With a length of 361 kilometres, Vesterled’s capacity corresponds to the FNP’s – in other words, roughly 38.6 million scm per day or 11 billion cubic metres per year. The system became operational in 2001.
Frigg gas transport system
The FNP was originally built to carry gas from Frigg to St Fergus, and runs parallel to the UK’s FUKA line. Both Norwegian and British pipelines from Frigg were 32 inches in diameter and about 360 kilometres long. Total Oil Marine UK was operator for the two lines, which eventually also carried gas from North-East Frigg, East Frigg, Lille-Frigg, Odin and Frøy as well as Britain’s Piper, Galley, Tartan, Claymore, Rob Roy, Ivanhoe, MacCulloch, Alwyn, Bruce and Ross fields. The two pipelines passed through the Frigg MCP-01 compressor platform, which stood in 94 metres of water about halfway to land in the UK sector – 174 kilometres from the Scottish coast. Built in 1976-77, this installation served to pressurise the pipelines and as a launch and retrieval station for pigs.
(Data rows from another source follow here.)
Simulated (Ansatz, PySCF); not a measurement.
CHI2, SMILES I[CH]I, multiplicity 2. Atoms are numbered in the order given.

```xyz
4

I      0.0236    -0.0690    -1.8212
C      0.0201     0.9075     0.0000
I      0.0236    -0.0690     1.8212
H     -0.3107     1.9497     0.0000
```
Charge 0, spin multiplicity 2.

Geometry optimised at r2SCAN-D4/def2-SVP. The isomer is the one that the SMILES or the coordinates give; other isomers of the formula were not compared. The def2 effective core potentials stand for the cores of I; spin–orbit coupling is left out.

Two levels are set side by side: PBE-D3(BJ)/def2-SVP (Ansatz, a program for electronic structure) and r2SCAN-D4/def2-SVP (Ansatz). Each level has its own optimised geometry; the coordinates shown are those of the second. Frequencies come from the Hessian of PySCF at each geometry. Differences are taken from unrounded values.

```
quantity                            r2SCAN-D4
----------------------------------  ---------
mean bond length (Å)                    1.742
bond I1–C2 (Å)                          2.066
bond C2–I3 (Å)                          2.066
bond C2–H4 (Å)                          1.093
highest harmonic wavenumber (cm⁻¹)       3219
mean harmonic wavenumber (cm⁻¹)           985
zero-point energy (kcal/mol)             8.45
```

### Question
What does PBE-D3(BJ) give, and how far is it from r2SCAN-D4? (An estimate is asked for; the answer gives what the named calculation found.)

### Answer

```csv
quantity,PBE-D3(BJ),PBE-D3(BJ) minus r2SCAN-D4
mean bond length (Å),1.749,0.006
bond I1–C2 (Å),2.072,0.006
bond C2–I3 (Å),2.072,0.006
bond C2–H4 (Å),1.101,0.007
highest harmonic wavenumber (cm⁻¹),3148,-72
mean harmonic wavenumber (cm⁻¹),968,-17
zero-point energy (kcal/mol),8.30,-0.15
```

Frigg MCP-01 became unstaffed in 1992 and was remotely operated from the St Fergus gas terminal until fully shut down in 2004. The removal project began in 2006 and, after consultation with the partners and the authorities, it was resolved to remove the topside and leave the concrete GBS in place.
The Norwegian Frigg Pipeline is now part of the Vesterled system, while the British line continues to carry gas from UK fields to land.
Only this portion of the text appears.